CS769_Project

BERT-MTL: Multi-Task Learning Paradigm for Improved Emotion Classification using BERT Model

Course Project for CS769: Advanced Natural Language Processing

Team Members: Team #8

Abhay Kumar (github username: abhayk1201)
Neal B Desai (github username: nbdesai1992)
Priyavarshini Murugan (github username: PriyavarshiniM)

Report:

Install

If running on Google Colab, just install the python packages using pip install -r requirements.txt

Pre-requisites: python 3.7 pytorch setup.sh will install the goemotion environment with required python packages.

Colab notebooks

These are some colab notebooks for easy-to-run experiments. However, for detailed experimental setup, follow the instructions in the following sections.

Goemotion Data

GoEmotions is a corpus extracted from Reddit with human annotations to 28 emotion labels (27 emotion categories + Neutral).

Processed data is already uploaded to data folder in this repository for convenience, you can skip the following steps.
Goemotion Dataset Link
Dataset splits: training dataset (43,410), test dataset (5,427), and validation dataset (5,426).
Maximum sequence length in training and evaluation datasets: 30
The emotion categories are: admiration, amusement, anger, annoyance, approval, caring, confusion, curiosity, desire, disappointment, disapproval, disgust, embarrassment, excitement, fear, gratitude, grief, joy, love, nervousness, optimism, pride, realization, relief, remorse, sadness, surprise.
Raw dataset can be downloaded using

wget -P data/full_dataset/ https://storage.googleapis.com/gresearch/goemotions/data/full_dataset/goemotions_1.csv
wget -P data/full_dataset/ https://storage.googleapis.com/gresearch/goemotions/data/full_dataset/goemotions_2.csv
wget -P data/full_dataset/ https://storage.googleapis.com/gresearch/goemotions/data/full_dataset/goemotions_3.csv

Geomotion Data Hierarchial grouping

Original GoEmotions (27 emotions + neutral)
Sentiment Grouping (positive, negative, ambiguous + neutral)
Ekman (anger, disgust, fear, joy, sadness, surprise + neutral), where anger : anger, annoyance, disapproval, disgust : disgust, fear : fear, nervousness, joy : all positive emotions, sadness : sadness, disappointment, embarrassment, grief, remorse surprise : all ambiguous emotions

Config directory has the respecttive config files for above groupings/taxonomy.
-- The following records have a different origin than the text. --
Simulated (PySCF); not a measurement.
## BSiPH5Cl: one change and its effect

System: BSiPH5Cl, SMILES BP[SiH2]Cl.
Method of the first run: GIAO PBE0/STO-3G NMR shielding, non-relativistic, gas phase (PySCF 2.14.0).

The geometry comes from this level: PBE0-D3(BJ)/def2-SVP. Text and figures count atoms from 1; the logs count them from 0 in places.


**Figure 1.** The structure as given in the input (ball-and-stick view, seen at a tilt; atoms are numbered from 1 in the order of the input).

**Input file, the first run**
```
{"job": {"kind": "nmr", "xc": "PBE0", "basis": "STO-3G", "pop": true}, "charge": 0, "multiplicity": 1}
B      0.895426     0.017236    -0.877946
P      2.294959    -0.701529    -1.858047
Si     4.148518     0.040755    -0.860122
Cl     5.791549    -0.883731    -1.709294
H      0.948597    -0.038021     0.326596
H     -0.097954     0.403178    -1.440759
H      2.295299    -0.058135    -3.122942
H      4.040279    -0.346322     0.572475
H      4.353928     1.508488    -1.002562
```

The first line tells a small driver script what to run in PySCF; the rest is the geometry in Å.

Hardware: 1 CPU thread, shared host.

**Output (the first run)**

Single Task (Goemotion) Running instructions

Change corresponding Config/{}.json file for the required taxonomy and pass the grouping/taxonomy as an argument like. You can set do_train, do_eval depending on whether you want training, evaluation or both. You can also change different hyperparameters like train_batch_size, learning_rate, num_train_epochs etc.

$ python3 goemotions_classifier.py --taxonomy {$TAXONOMY}

$ python3 goemotions_classifier.py --taxonomy original
$ python3 goemotions_classifier.py --taxonomy sentiment
$ python3 goemotions_classifier.py --taxonomy ekman

To run following tasks in single task setting, just add the corresponding Config/{}.json file and run that as the taxonomy.

$ python3 goemotions_classifier.py --taxonomy {$TAXONOMY}

Sentiment140 Data

Original Dataset download link
We have shared the processed dataset drive link
Train set: Total of 1,600,000 training tweets (800,000 tweets with positive sentiment, and 800,000 tweets with negative sentiment).
Test set: Composed of 177 negative sentiment tweets and 182 positive sentiment tweets.
Data preparation colab notebook

Suicide and Depression Detection Data

Dataset download link

Multi-task Learning Running (MTL) instructions

Setup: Download the pretrained BERT pytorch model from google drive link. You should skip the next step if you download this pytorch pre-trained model. We have already shared google drive link after doing the conversion.

Otherwise, You can convert TensorFlow checkpoint for BERT (pre-trained models released by Google) in a PyTorch save file by using the convert_tf_checkpoint_to_pytorch.py script.

If you are running in google colb, modify your path variables as per your setup and run the following code.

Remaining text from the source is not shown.